Tuesday, November 19, 2019

Milton's flawed masterpiece

1. Milton's Paradise Lost is a flawed masterpiece. Now, when a great artist fails by overreaching, his work may still touch heights of genius that flawless work by a lesser artist can only dream of. But it's interesting to ask what makes a flawed masterpiece flawed? 

2. Part of the problem is the unrelieved heavy style. It becomes oppressive and monotonous. 

3. Then there's the subject matter. The plot operates on two levels: the fall of Adam and the fall of Lucifer. Now Gen 1-3 doesn't provide much material to scale up into an epic poem. Mind you, life in the garden could be fleshed out in some detail, but that doesn't interest Milton. He doesn't seem to have the romantic view of natural scenery. And domesticity isn't his forte.  That demands the lighter touch of a lyric poet rather than an epic poet. Shakespeare or Racine could expand on the relationship of the first couple, but that's not Milton's metier. 

4. Regarding the fall of Adam, Eve is the protagonist while Lucifer is the Tempter. But I doubt that's dramatically satisfying for Milton since they are so ill-matched. There's no contest. Moreover, given Milton's very masculine outlook, a woman is not an adequate protagonist to face off with Lucifer. Indeed, in the original account, the Tempter presumably picked on her because she was more vulnerable. 

But even Adam would be no match for Lucifer. Whether or not Lucifer is smarter than Adam and Eve, he's certainly more sophisticated and experienced. And he enjoys the tactical advantage that they are unsuspecting. 

5. Scripture says even less about the fall of angels than the fall of Adam. However, that gives Milton free rein to fill out the backstory with his own imagination. 

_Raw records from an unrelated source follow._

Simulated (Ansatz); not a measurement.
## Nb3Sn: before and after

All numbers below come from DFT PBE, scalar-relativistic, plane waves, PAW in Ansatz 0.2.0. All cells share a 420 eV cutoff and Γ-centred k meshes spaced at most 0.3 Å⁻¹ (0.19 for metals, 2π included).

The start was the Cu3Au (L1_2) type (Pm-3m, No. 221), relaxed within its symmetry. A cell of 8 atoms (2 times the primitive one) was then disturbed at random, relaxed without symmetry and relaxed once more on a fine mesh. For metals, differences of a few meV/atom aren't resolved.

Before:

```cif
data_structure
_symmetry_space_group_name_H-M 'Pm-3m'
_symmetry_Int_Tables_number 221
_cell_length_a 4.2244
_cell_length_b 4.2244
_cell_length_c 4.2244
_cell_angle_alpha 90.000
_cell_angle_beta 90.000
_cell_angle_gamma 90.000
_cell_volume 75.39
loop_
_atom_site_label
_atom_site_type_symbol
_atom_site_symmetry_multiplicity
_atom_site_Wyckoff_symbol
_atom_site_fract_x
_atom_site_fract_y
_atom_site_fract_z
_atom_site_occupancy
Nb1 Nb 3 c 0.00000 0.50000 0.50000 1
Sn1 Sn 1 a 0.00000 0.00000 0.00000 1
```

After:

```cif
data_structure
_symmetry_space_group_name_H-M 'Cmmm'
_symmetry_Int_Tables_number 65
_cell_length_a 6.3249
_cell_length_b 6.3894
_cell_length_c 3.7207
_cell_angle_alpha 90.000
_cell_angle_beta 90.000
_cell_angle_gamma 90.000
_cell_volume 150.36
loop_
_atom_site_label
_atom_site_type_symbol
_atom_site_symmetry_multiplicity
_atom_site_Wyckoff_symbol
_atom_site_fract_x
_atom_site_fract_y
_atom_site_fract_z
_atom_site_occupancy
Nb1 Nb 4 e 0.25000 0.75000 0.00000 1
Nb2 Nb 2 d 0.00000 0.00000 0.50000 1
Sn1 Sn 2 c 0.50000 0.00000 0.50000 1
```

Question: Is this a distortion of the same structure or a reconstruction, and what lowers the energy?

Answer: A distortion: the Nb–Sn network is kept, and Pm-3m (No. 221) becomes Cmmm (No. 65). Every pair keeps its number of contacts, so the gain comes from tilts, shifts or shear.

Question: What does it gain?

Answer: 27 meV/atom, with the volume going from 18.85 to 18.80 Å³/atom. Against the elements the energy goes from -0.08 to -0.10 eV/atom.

In heaven, the Son is the protagonist while Lucifer is the antagonist. In principle, that's more promising dramatic material. Milton gravitates to larger-then-life figures. And he can flesh it out on heroic scale in a way he can't do with life in the garden.

6. But there's a catch. And that is Milton's low Christology. There are scholarly debates about whether he was a closet Arian (or Socinian). If he was, then that generates tensions in the characterization. 

7. In one respect it simplifies his task. The backstory requires him to assign a motive for the fall of angels. If the Son is merely an eminent creature, like the Archangel Michael, then the celestial civil war is ignited by sibling rivalry. Many angels resent the Father exalting the Son over them because he's not essentially their superior. So, from a dramatic standpoint, that explains their resentment. 

Moreover, it provides dramatic parity between the protagonist and the antagonist. Lucifer and the Son are the same kind of beings. 

8. But if that's the implicit Christological presupposition of the plot, then that comes at a twofold cost. First of all, Milton must conceal his low Christology to garner a favorable reception for his poem. Arianism was a crime. So that leaves an unresolved tension in the characterization–he can't afford to relieve the tension by laying his cards on the table. It's unclear to the reader what exactly the Son is? What's his ontological relationship to the angels? Is he one of them? That would explain why they bristle at his promotion, which comes at the corollary cost of their demotion. But Milton dare not make that explicit, so the crucial psychological dynamic remains fuzzy. 

9. The other dramatic toll this exacts is that if Lucifer and the Son are both creatures, both angels, then this becomes a plot trope about fraternal rivalry, where the father is guilty of favoritism. On the one hand is the good son. The dutiful, submissive, obedient son. And on the other hand is the independent son. The bad boy. 

And in general, the audience finds bad boy characters more appealing than good boy characters. Good boy characters are usually a foil for bad boy characters. The good boy, the loyal son, is insipid, docile, and domesticated–while the bad boy, the rebellious son, is virile and daring. 

It also means that Milton can't help having a sneaky admiration for the character of Lucifer, because Milton himself was so manly. For that reason, the characterization of the Son does not and cannot ignite his dramatic imagination in the same way as the characterization of Lucifer. So that's another point of tension. Not in terms of how the characters relate to each other, but how the poet relates to his characters. 

One might object that that's too anthropomorphic, but if Milton is tacitly operating with a low Christology, then that's not anthropomorphic. Lucifer and the Son are metaphysically two of a kind.